Question

Question: An electric field of$\mathbf{1}\mathbf{.}\mathbf{50}\mathbf{}\mathbf{kV}\mathbf{/}\mathbf{m}$and a perpendicular magnetic field of $\mathbf{0}\mathbf{.}\mathbf{400}\mathbf{}\mathbf{T}$act on a moving electron to produce no net force. What is the electron’s speed?

Short answer

The electron’s speed is $\left|v\right|=3.75\mathrm{x}{10}^3\mathrm{m}/\mathrm{s}$.

Step-by-step solution

Given

$$\begin{gathered} \varphi =90.0^{\circ } \\ E=1.50\frac{\mathrm{kV}}{\mathrm{m}}=1.50\mathrm{x}{10}^3\mathrm{V}/\mathrm{m} \\ B=0.400\mathrm{T} \\ F=0 \end{gathered}$$

Determining the concept

Find the velocity of an electron by inserting the given values in the formula for electromagnetic force.

Formulae are as follow:

$F=eE+evB\sin \varphi$

Where, F is force, v is velocity, E is electric field, B is magnetic field, e is charge of particle.

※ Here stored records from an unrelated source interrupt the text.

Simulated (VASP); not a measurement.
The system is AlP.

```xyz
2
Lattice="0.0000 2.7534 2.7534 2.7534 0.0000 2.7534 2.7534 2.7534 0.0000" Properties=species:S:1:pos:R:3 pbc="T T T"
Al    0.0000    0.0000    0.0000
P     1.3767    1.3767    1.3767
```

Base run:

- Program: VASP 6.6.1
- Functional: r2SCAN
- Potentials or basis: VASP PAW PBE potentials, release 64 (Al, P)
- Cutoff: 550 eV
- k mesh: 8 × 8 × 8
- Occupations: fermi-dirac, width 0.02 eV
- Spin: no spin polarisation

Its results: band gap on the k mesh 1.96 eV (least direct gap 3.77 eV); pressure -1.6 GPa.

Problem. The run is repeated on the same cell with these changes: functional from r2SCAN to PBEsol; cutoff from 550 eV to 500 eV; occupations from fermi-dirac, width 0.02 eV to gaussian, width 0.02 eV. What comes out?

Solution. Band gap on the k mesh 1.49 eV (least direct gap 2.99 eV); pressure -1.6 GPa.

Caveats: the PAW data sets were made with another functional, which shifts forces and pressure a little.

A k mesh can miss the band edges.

Determining the speed of electron

The electromagnetic force experienced by an electron is,

$F=eE+evB\sin \varphi$

Inserting given values,

$$\begin{gathered} 0=\left(-1.6\times {10}^{-19}\right)\times \left(1.50\times {10}^3\right)+\left(-1.6\times {10}^{-19}\right)\times \mathrm{v}\times \left(0.400\times \sin {90}^{\circ }\right) \\ 0=\left(-1.6\times {10}^{-19}\right)\times \left(1.50\times {10}^3\right)-\left(1.6\times {10}^{-19}\right)\times \mathrm{v}\times \left(0.400\times \sin {90}^{\circ }\right) \\ \left|\mathrm{v}\right|=\frac{\left(1.50\times {10}^3\right)}{0.400} \\ \left|\mathrm{v}\right|=3.75\times {10}^3\mathrm{m}/\mathrm{s} \end{gathered}$$

Hence, the electron’s speed is $\left|\mathrm{v}\right|=3.75\times {10}^3\mathrm{m}/\mathrm{s}$.

Therefore, the velocity of an electron can be determined by inserting the given values in the formula for electromagnetic force.